Consumer debt tsunami
In the first quarter of 2024, American households collectively had $4.87 trillion in non-housing debt, according to the Federal Reserve Bank of New York’s latest numbers.
Auto loans account for the largest portion of this debt balance. American consumers have $1.62 trillion in auto loan debt — which is larger than the outstanding student loan balance — and it makes up nearly a third of all non-housing debt across the country.
The elevated costs of new cars, coupled with aggressive marketing tactics by dealerships and lenders, often leads consumers to take on loans with unfavorable terms.

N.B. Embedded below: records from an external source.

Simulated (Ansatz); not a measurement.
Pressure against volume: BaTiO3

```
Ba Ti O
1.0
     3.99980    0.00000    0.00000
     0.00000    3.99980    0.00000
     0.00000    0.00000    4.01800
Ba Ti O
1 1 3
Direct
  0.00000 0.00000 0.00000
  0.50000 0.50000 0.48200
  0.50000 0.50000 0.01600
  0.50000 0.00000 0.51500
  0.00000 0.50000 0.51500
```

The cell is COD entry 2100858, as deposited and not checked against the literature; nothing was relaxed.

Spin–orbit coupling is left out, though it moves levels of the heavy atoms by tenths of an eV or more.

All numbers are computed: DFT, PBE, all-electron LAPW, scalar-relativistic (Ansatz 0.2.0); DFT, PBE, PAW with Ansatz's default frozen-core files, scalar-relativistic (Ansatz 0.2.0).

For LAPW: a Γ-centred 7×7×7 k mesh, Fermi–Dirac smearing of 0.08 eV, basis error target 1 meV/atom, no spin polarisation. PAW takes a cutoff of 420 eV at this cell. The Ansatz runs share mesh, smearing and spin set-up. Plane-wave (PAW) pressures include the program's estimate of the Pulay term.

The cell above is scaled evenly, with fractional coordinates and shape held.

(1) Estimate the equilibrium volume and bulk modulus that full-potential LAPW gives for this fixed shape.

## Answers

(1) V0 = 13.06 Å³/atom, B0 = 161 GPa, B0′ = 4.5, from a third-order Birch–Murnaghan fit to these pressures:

The average price of a new car, as of May 2024, was $48,389, according to data published by Kelley Blue Book. High interest rates, such as the 18% that Mark and Lily are burdened with, can quickly escalate overall monthly payments, making it challenging for borrowers to keep up.
The couple has a total of $70,000 in outstanding auto loans — $48,715 of which is for a 2022 Toyota Sienna Minivan. With a 75-month term and 18% interest rate, Mark and Lily are on the hook for $1,094.55 in minimum monthly payments for just this auto loan alone.
That’s just the tip of their debt pile. The couple has a mortgage, student loans and an array of credit card balances. “[You] really have every debt possible,” Hammer remarked.
To be fair, the couple believes their student loans could qualify for forgiveness and the mortgage is backed up by an appreciating asset. Setting those aside, Hammer estimated they still have $135,800 in what he calls, “bad debt.”
Unsurprisingly, servicing this debt has put a significant strain on their budget. Hammer calculated that the couple earned $9,098.52 in combined income last month — but their total spending was $9,266.57 for the month.
As a result, 40% of their income is dedicated to minimum debt payments on a monthly basis. “[You] are in the hole, in the red,” he said.
However, Hammer believes it’s possible for the couple to get out of debt in just over two years.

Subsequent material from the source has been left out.